Copies of last year’s winner of the Oscar for best documentary, depicting the killing of dolphins in the Japanese fishing village of Taiji, have been delivered free to its residents, compliments of the director.
Louie Psihoyos, director of The Cove, said yesterday the film dubbed in Japanese was delivered via regular mail over the weekend to all households, with the help of a local group called People Concerned for the Ocean.
An official at Taiji City hall confirmed that two copies of the DVD had been received, but no one had watched them yet.
Psihoyos said he was concerned many Japanese have yet to see the film, but especially the 3,500 people of Taiji in the southwest of the country.

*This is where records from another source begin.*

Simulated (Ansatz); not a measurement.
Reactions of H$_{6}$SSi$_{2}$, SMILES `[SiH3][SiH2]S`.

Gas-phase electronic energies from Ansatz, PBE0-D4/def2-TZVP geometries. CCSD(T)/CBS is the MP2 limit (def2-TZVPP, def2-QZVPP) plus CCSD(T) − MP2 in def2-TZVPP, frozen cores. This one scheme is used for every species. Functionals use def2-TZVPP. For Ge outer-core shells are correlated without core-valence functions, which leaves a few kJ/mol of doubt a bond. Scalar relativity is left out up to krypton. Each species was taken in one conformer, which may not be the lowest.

“The people in Taiji deserve to know what millions of others around the world have learned about their town,” the US director said.
The Cove received a Best Documentary Oscar a year ago for its scathing portrayal of Taiji’s dolphin hunting tradition. It showed about a dozen fishermen scaring the dolphins with metallic banging noises into a cove, and then stabbing them as they bled and writhed in the water.
The film outraged many around the world, but Japan has defended the practice.
The film was shown last year at some theaters in the country, but the theaters and the distributor were often targeted by protesters who objected to the film as -disrespectful to Japanese culture. They used trucks with blaring loudspeakers in an attempt to intimidate neighborhoods into shutting down the shows.
“I hope the people of Taiji feel a sense of relief when they see The Cove because they’ll realize that it is just a handful of local environmental thugs giving a whole nation a black eye, not them,” Psihoyos said. “To me the film is a love letter to the people of Taiji.”